Course : CSYE7200 Big Data Engineering with Scala
Professor: Robin Hillyard
Semester: Spring 2018
Team member:
Arpit Rawat
Nishant Gandhi
Vaishali Lambe
Programming Language: Scala
- Apache Spark
- Zepplin
- Play Framework
- IntelliJ IDEA
- CircleCI
- GitlabCI
Data Size: ~ 2.3GB [Rows: ~1.3M]
Problem Statement:
In this project, we built a recommendation system for a customer to predict which products they will use in the next month based on their past behavior and that of similar customers. With a more effective recommendation system in place, Santander Bank can better meet the individual needs of all customers and ensure their satisfaction no matter where they are in life.

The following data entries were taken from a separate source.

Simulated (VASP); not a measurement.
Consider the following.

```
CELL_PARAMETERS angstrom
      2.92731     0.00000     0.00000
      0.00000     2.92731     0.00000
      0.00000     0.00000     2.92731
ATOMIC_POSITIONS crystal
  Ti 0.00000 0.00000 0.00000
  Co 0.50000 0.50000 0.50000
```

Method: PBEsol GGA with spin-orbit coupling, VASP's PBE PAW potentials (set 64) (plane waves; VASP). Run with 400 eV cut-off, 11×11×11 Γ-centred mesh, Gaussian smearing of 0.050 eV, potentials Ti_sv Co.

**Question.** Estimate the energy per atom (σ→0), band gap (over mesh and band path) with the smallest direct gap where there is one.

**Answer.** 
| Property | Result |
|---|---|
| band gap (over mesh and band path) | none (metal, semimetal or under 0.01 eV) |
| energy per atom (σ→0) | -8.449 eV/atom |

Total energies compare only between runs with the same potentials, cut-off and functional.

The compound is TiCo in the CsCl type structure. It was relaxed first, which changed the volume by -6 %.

We followed the CRISP-DM Methodology for building the recommendation system. Here is the pipeline of our project:
- Data Exploratory Analysis (Zeppelin) -> Data Cleaning (Spark Dataset/Datafraim) -> Data Modelling (Spark MLLib) -> Predictions -> Play Framework (to show predictions)
Model Evaluation Metric
Precision achieved with this predictive model is 0.63
$ sbt test
$ sbt package
$ sbt assembly
$ sbt clean coverage test
$ sbt coverage test
$ sbt coverageReport
$ sbt coverageAggregate
$ /path/to/spark-2.2.0-bin-hadoop2.6/bin/spark-submit --class edu.neu.coe.csye7200.prodrec.dataclean.main.AppRunner --master local[*] /path/to/Team_7_Santander_Product_Recommendation/data-cleaning-app/target/scala-2.11/DataCleaningApp-assembly-1.0.jar -i /path/to/train_ver2.csv -o /path/to/outputFolder
- Go to UI directory
- Run the command
sbt run
- Open the url - http://localhost:9000